Quote:

Jim Jackson said:
OK, pardon me, but I'm going to gloat a little.

Anointed Genius Coach Charlie Weis and his Fighting Irish suffered a humiliating defeat yesterday, at home, in Weis' second season on campus.

Jim Tressel's Buckeyes did not lose a game in Tress's second season in Columbus. And Jim inherited a team that was 6-6 in 1999 and 8-4 in 2000. Furthermore, Tress's first Buckeyes team finished 7-5. And Tress inherited Craig Krenzel, a good guy, a smart guy, but one whom no one would mistake for Brady Quinn. So don't say "Wait, Tress had great players and Weis has shit scrubs to work with."

Admittedly, the current season isn't over yet, but it will take a lot of work for Weis' Irish to rebound into title contention and it will remain true that Tress and the Buckeyes won a national championship in Tress's second year. It's far more likely that Weis won't be able to say the same thing about his second year at South Bend that Tressel can say about his second year in Columbus.

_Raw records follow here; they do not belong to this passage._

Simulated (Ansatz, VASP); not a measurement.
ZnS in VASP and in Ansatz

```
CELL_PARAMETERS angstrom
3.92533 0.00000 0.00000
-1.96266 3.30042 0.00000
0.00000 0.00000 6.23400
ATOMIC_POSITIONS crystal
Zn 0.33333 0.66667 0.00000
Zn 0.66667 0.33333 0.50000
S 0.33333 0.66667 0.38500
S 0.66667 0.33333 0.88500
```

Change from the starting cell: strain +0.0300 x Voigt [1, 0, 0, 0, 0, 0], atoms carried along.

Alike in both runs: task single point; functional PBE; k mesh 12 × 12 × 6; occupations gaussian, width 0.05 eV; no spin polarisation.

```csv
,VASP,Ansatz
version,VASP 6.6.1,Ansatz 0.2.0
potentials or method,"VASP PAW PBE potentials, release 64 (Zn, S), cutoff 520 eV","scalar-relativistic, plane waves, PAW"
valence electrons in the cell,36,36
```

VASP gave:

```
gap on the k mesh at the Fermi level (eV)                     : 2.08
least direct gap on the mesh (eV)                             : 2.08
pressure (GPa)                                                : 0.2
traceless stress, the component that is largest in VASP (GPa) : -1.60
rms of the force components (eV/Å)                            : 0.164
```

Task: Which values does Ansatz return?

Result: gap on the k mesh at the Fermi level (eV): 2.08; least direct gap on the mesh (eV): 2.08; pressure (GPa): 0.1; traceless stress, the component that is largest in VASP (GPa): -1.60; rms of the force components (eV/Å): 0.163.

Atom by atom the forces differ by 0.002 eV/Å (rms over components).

I didn't, nor would I, describe Tressel or Weiss's players like that(although, I've never thought Brady Quinn was terrific; I think he's a system quarterback).

I've already said this several times, but you don't seem to quite get it, so I'll say it once more. I never argued who was the better coach, nor did I argue who had the better chance at a national championship this year. In both cases, I said Tressel. The actual debate was over which looked better on a resume, three Super Bowl rings(yes, Jim, as an assistant), or a national championship and a couple of division II titles.

Now, the season is hardly over for Notre Dame. Even if they lose to USC at the end of the year, a 10-2 record will get them a BCS bowl. If they run the table and beat USC, they'll have a pretty good shot at the national championship game.

The SEC teams tend to beat up on each other, so although they're by far the best conference in college football, it seems unlikely they'll produce an undefeated. The Big 12 is a sad shell of what it used to be, and all of their big teams have lost already(Texas, Texas Tech, Nebraska, OU). The ACC is similarly poor.

Which means, hypothetically, if Ohio State goes undefeated, and Notre Dame wins the rest of the way(meaning USC will have lost), there will only be two teams that would realistically stand in their way. One of the two Big East giants of Louisville and West Virginia, and TCU, who already won their biggest challenge of the year and look to have a fairly clear path towards perfection. Alex Smith's undefeated Utah team kind of proved that nobody's going to give the Mountain West Conference much respect in National Championship consideration, so depending on what happens in the Big East, Notre Dame still has a realistic shot at the big game, despite their implosion against Michigan.


MisterJLA is RACKing awesome.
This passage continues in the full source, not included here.